Real Estate

County Recorders vs. the MERS Machine


For Nancy J. Becker, recorder of deeds in Montgomery County, Pa., outside Philadelphia, property records are practically sacred. So much so that her office keeps digital copies of land records dating to 1784 on four separate databases, including one 1,700 miles away. If the county seat were leveled tomorrow, she says, “I could still record documents on my laptop on the street corner with a card table.” Becker may sound tech-savvy, but to some of her constituents’ dismay, she can’t always call up a property with a keystroke and see who holds its note. That’s because more than 200,000 of her records list the lien holder as MERS, the private company that acts as a proxy for banks that bundle and sell off mortgage securities. That can make it all but impossible for a recorder to determine who really holds the paper.

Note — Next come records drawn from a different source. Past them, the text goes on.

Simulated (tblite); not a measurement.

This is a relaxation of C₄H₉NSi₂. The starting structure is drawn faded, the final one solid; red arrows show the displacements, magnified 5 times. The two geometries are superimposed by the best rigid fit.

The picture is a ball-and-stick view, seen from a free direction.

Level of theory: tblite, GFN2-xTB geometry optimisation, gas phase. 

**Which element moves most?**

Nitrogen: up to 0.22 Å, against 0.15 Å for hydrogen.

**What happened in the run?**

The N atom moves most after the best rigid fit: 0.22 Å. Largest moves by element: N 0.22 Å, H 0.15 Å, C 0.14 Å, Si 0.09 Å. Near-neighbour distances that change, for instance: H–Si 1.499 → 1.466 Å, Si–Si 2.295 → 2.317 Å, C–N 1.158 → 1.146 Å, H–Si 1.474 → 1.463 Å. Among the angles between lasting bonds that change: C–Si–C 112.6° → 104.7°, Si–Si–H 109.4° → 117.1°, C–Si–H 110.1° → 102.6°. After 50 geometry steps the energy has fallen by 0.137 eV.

Homeowners have registered property at municipal land offices for more than 200 years. It used to be that every time a loan changed hands, the bank recorded the new deed holder with the local register for a small fee. In theory, this meant a property owner could walk into the land office and look up who held the note on his house. In reality, the registration process was often slow going, and files piled up partly because many offices stuck with pen and paper long after the rest of the world went digital.

Once the market for mortgage securities expanded, this system couldn’t keep up with Wall Street’s split-second transactions. So in 1995, Fannie Mae (FNMA), Freddie Mac (FMCC), and a group of lenders created MERS, a registry to track the loans banks were buying and selling. This allowed member banks to list MERS as the lien holder, sidestepping local recorders—and their fees—each time the debt on a property was transferred. Today the MERS registry includes 60 percent of U.S. mortgages. That, combined with the housing crash, has left municipal recorders with dwindling fees, and they’re facing budget crunches as a result. Becker says MERS has made a mess of the files she was elected to safeguard for Montgomery’s citizens, and that the corporation has deprived her community of much-needed revenue. As her county stares down a $42 million shortfall, Becker is fighting back. Montgomery County intends to sue MERS for $15.7 million in unpaid fees dating to 2004, when Becker was first elected to her office. She says state law requires all transactions to be filed with the local recorder. MERS maintains that it abides by the law.

Recorders generally don’t make headlines, but Becker’s public protests did. She says she was thrilled when she received a flood of “You go, girl!” e-mails cheering her on. The mini-movement’s main champions are John L. O’Brien, keeper of land records in Salem, Mass., and Jeff L. Thigpen, the register of deeds in Greensboro, N.C. In April they asked Iowa Attorney General Tom Miller, who heads a group that’s negotiating with banks over wrongful foreclosures, to press for reform. When O’Brien’s and Thigpen’s letter to Miller made national news, the men began teaching other recorders how to get what they say they’re due.

Counties in Kentucky, Ohio, Oklahoma, and Texas have filed suit for back fees. In one of the largest cases, Dallas County sued MERS in October, saying the company owes it as much as $100 million. Bobby Brochin, a lawyer for MERS, says the company isn’t involved in the types of transactions that state laws require to be recorded locally. He says the lawsuits have “absolutely no merit.”

Whatever the courts decide, recorders acknowledge that the quaint era of paper records they clung to for so long is over. They may not like MERS’s tactics, but they have adopted some of its ease and convenience. When Becker started out, her office filed everything on paper and had a nine-month backlog of deeds waiting to be recorded. Today everything is digital, and it takes a day.

The bottom line: Land offices around the country are trying to recoup millions of dollars in fees they say they were shorted during the housing boom.

Weise_190
Weise is a reporter for Bloomberg Businessweek in New York. Follow her on Twitter @kyweise.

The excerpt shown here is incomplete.